The Disney Villain and Representation

Disney villains are not friendly people. They’re villains, why would they be? But typically in a Disney story villains represent anti-white culture. Disney villains and Disney heroines/heroes have have some obvious discrepancies in physical appearance. While heroes and heroines are attractive to white culture, villains are anythingbut. Let’s take a look at a few villain/hero comparisons.

ariel ursila

Here we have Ursula and Ariel, side by side. Ariel is a conventionally attractive white girl (minus the giant fish fin) with a tiny waist and big blue eyes. Ursula is non-white colored, with heavy lidded eyes, and obese in size (therefore contributing to stereotypes and discrimination against fat women). The representation of evil in The Little Mermaid manifests itself in the form of anything different than mainstream white culture.

aladdin jafar

Next we have Jafar, the villain from Aladdin. Again, we have the heavy lidded eyes and dark skin. It appears that he is wearing eyeliner on his eye lids (ergo, Jafar is feminized; femme male = bad/evil), and his features are distinct and very non-white. His eyes are also elongated in comparison with Aladdin’s. Aladdin bears the conventional white boy features and charming smile. His skin is lighter, eyes are larger and rounder, and all around he has a more mainstream look (read: the white boy look). Even though Aladdin is a PoC, he is distorted to fit white morale.

maleficent aurora

For a third comparison on the strand of Disney villan vs. Disney hero/heroine, here we have Aurora and Maleficent. Maleficent’s distortion is less prominent than the two previously discussed villans, but she still possesses heavily lidded, elongated eyes and non-white skin. Aurora is drawn in the traditional princess sense, with large, round eyes and tiny waist.

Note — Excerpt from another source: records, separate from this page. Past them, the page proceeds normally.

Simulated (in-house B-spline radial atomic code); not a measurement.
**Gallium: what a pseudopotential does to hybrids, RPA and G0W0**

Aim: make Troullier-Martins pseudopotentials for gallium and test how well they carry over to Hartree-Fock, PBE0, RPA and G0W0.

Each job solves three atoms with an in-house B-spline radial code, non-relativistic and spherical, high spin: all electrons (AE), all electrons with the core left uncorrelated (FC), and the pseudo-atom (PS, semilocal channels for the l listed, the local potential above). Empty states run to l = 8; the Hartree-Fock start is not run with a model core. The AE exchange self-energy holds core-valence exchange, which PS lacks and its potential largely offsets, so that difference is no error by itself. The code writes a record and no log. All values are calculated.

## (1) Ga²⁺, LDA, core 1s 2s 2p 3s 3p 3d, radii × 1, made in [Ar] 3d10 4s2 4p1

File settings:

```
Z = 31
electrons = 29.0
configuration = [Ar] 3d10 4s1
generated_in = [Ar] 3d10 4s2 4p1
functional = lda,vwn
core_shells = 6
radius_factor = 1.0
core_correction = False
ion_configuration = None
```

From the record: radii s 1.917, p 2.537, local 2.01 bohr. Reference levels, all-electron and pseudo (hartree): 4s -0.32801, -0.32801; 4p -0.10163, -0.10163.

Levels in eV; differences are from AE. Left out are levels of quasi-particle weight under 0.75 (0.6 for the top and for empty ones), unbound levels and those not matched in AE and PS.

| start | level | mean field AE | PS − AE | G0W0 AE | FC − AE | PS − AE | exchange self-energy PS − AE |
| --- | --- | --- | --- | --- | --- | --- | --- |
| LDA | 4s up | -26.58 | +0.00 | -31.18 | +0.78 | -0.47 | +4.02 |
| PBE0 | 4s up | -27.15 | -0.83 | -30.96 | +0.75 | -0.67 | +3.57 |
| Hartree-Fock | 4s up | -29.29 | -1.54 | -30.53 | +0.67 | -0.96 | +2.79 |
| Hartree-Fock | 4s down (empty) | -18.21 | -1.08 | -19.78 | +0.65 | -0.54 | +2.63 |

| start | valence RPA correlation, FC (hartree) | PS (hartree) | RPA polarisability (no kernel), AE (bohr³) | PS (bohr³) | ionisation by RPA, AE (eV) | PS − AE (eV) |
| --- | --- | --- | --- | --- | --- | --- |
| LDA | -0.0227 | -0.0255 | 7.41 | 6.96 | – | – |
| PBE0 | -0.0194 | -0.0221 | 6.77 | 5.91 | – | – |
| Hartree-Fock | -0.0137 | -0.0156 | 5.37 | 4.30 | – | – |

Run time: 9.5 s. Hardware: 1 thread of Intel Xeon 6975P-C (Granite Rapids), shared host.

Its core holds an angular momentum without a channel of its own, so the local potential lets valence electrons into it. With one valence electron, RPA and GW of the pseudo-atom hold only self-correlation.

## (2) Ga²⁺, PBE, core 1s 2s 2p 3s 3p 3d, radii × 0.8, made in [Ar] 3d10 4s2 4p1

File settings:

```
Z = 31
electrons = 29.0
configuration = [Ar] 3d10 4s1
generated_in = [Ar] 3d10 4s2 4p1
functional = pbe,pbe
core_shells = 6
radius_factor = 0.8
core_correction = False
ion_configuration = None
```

The effect on children on perceptions of those with white skin and non-white skin must be profound. If they are constantly surrounded by images of people that are different being portrayed as evil and mean, then they will become socialized to view them as evil and mean. In contrast, if the child has similarities with the villians in regards to appearance, the effect on how the child will view themselves has to be negative.

I know that I was profoundly affected by the portrayal of Disney villians. I was socialized by Disney to believe that I could only find happiness in life if I looked like their protagonists. When I gained weight as I got older, I bought into stereotypes that are perpetuated by Disney villians like Ursula and even Ratcliffe, from Pocahontas. How could I possibly be a good person with all this fat when all the fat people I saw as a child were evil?

I will continue a discussion of Disney villian characteristics in a later post. Until then, compare and contrast villians/antagonists that you are surrounded by. How are they alike? How are the different from the protagonist? How does that affect you?

Dissatisfied Princesses

This is a cute video created by YouTube user AVByte that criticizes Disney’s princess stereotype. The princesses featured in the video (Jasmine, Ariel, Aurora, Cinderella, Snow White, Belle) are lectured by Queen Elsa on their refusal to critically think about their story lines. Princesses such as Pocahontas, Mulan, and Merida are omitted, perhaps because their story line does not revolve around finding love but on other factors and AVByte’s criticism might not have held up.

This video exposes many of the problems that are prevalent within the older princess films. While progress has been made with films such as Frozen and Brave, old princess tropes are still prevalent and surround our young girls. Even though Snow White and Cinderella are older films, I grew up watching them and even though I am now in my twenties I still see young girls enjoying them. The presence of criticism such as this cutesy YouTube clip is uplifting, however, because videos such as this can spur discussion among mothers and their daughters about what being a girl and a woman means. And even newer Disney princess films such Tangled fall under this trope, with Rapunzel being saved from Mother Gothel by Flynn Rider and never given the chance to grow outside of someone else.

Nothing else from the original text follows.